Building a Future-proof Intelligent Security Operations Center, Part 2

Security Intelligence Platforms (SIP) are universal and extensible security analytics solutions that offer a holistic approach towards maintaining complete visibility and management of the security posture across the whole organization. Only by correlating both real-time and historical security events from logs, network traffic, endpoint devices and even cloud services and enriching them with the latest threat intelligence data it becomes possible to identify previously unknown advanced security threats quickly and reliably, to be able to respond to them in time and thus minimize the damage.

They are in a sense “next generation SIEM solutions” based on RTSI technologies, which provide substantial improvements over traditional SIEMs both in functionality and efficiency:

  • Performing real-time or near real-time detection of security threats without relying on predefined rules and policies;
  • Correlating both real-time and historical data across multiple sources enables detecting malicious operations as whole events, not separate alerts;
  • Dramatically decreasing the number of alarms by filtering out statistical noise, eliminating false positives and providing clear risk scores for each detected incident;
  • Offering a high level of automation for typical analysis and remediation workflows, thus significantly improving the work efficiency for security analysts;
  • Integrating with external Threat Intelligence feeds in industry standards like STIX/TAXII to incorporate the most recent security research into threat analysis.

Another key aspect of many SIP products is incorporation of Incident Response Platforms. Designed for orchestrating and automating incident response processes, these solutions not only dramatically improve a security analyst’s job analyzing and containing a breach, but also provide predefined and highly automated workflows for managing legal and even PR consequences of a security incident to reduce possible litigation costs, compliance fines and brand reputation losses. Modern SIP products either directly include incident response capabilities or integrate with 3rd party products, finally implementing a full end-to-end security operations and response solution.

By dramatically reducing the number of incidents that require interaction with an analyst and by automating forensic analysis and decision making, next generation SIPs can help address the growing lack of skilled people in information security. As opposed to traditional SIEMs, next generation SIPs should not require a team of trained security experts to operate, relying instead on actionable alerts understandable even to business persons, thus making them accessible even for smaller companies, which previously could not afford operating their own SOC.

Now, what about the future developments in this area? First of all, it’s worth mentioning that the market continues to evolve, and we expect its further consolidation through mergers and acquisitions. New classes of security analytics solutions are emerging, targeting new markets like the cloud or the Internet of Things. On the other hand, many traditional security tools like endpoint or mobile security products are incorporating RTSI technologies to improve their efficiency. In fact, the biggest obstacle for wider adoption of these technologies is no longer the budget, but rather the lack of awareness that such products already exist.
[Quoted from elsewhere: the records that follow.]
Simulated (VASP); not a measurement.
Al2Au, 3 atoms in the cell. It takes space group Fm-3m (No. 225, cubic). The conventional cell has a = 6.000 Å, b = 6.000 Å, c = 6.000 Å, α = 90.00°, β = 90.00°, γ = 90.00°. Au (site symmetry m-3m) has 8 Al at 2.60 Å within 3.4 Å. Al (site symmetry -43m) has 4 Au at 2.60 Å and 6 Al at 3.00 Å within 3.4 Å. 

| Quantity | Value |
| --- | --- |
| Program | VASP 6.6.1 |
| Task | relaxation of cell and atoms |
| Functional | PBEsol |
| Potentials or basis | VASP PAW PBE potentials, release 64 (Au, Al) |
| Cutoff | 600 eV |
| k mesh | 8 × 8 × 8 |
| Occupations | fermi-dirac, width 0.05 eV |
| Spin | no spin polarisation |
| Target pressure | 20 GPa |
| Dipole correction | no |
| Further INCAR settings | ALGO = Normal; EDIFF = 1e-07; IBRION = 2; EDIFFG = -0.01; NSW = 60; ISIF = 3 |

However, the next disruptive technology that promises to change the way Security Operations Centers are operated seems to be Cognitive Security. Whereas Real-Time Security Intelligence can provide security analysts with better tools to improve their efficiency, it still relies on humans to perform the actual analysis and make informed decisions about each security incident. Applying cognitive technologies (the thing closest to the artificial intelligence as we know it from science fiction) to the field of cybersecurity promises to overcome this limitation.

Technologies for language processing and automated reasoning not only help to unlock vast amounts of unstructured “dark security data”, which until now were not available for automated analysis, they actually promise to let the AI to do most of the work that a human analyst must perform now: collect context information, define a research strategy, pull in external intelligence and finally make an expert decision on how to respond to the incident in the most appropriate way. Supposedly, the analyst would only have to confirm the decision with a click of a mouse.

Sounds too good to be true, but the first products incorporating cognitive security technologies are already appearing on the market. The future is now!